The trial court properly sustained the demurrer to the petition as amended.
No. 15652. JANUARY 8, 1947.
The allegations of the petition are sufficiently stated in
Wright v.
Conner,
200 Ga. 413 (
37 S.E.2d 353), where this court reversed the judgment of the lower court. Upon the return of the case to the lower court, and before the judgment of this court was made the judgment of the trial court, the plaintiffs amended their action for forfeiture of the life estate of the defendant so as to strike from their petition all allegations as to those lands (including alleged timber cut thereon) which the defendant would take in fee in case of her remarriage. The purpose of this amendment was to meet the ruling of this court in division 2 of the opinion in
Wright v.
Conner, supra. The plaintiffs further amended by adding allegations "that it was not necessary that she [defendant] so encroach on the corpus of said estate to make her comfortable, but at all times she had sufficient income from said estate to make her comfortable without so encroaching thereon." This amendment appears to have been made to meet the ruling in division 4 of
Wright v.
Conner, supra. Demurrers to the petition as thus amended were renewed and sustained, and the plaintiffs excepted.

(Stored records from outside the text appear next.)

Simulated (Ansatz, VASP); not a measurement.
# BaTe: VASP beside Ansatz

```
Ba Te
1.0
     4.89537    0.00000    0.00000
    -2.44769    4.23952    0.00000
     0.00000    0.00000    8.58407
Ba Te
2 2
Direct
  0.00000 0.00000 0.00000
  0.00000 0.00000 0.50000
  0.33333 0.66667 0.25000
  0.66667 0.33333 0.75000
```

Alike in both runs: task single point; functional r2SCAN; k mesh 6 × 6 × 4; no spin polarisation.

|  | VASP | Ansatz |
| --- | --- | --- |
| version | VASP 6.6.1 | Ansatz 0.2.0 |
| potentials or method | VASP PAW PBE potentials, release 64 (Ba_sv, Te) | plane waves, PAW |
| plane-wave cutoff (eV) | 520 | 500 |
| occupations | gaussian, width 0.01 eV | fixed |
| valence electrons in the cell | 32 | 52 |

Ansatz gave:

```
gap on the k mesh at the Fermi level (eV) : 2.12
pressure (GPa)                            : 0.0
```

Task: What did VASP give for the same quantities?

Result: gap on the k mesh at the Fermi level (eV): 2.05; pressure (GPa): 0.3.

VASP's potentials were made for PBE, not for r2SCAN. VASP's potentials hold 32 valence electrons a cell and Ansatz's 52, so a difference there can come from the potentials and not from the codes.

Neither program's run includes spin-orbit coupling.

Assuming, but not deciding, that the amendments may have been sufficient to meet the rulings of this court as to divisions 2 and 4 of the opinion in
Wright v.
Conner,
200 Ga. 413, the petition was fatally defective under the rulings made in division 3. The amendment did
not purport to enlarge upon the alleged acts of omission as set forth in the original petition, and which were held, in division 5 of the opinion in
Wright v.
Conner, supra, to be insufficient to authorize a forfeiture of the life-tenant's estate. The petition as finally amended must proceed, if at all, on waste alleged, the cutting of timber. In division 3 of the court's previous rulings, it was held that the demurrer, setting up a bar to the action as contravening the period of limitations as to the alleged acts of waste, was good and should have been sustained. This ruling became the law of the case.
Sanderlin v.
Sanderlin,
27 Ga. 334;
Allen v.
Schweigert,
113 Ga. 69
(
38 S.E. 397);
W. A. R. Co. v.
Third Nat. Bank of Atlanta,
125 Ga. 489 (
54 S.E. 621);
Rivers v.
Brown,
200 Ga. 49
(
36 S.E.2d 429). It follows that the trial court properly sustained the demurrers to the petition as amended.
Judgment affirmed. All the Justices concur.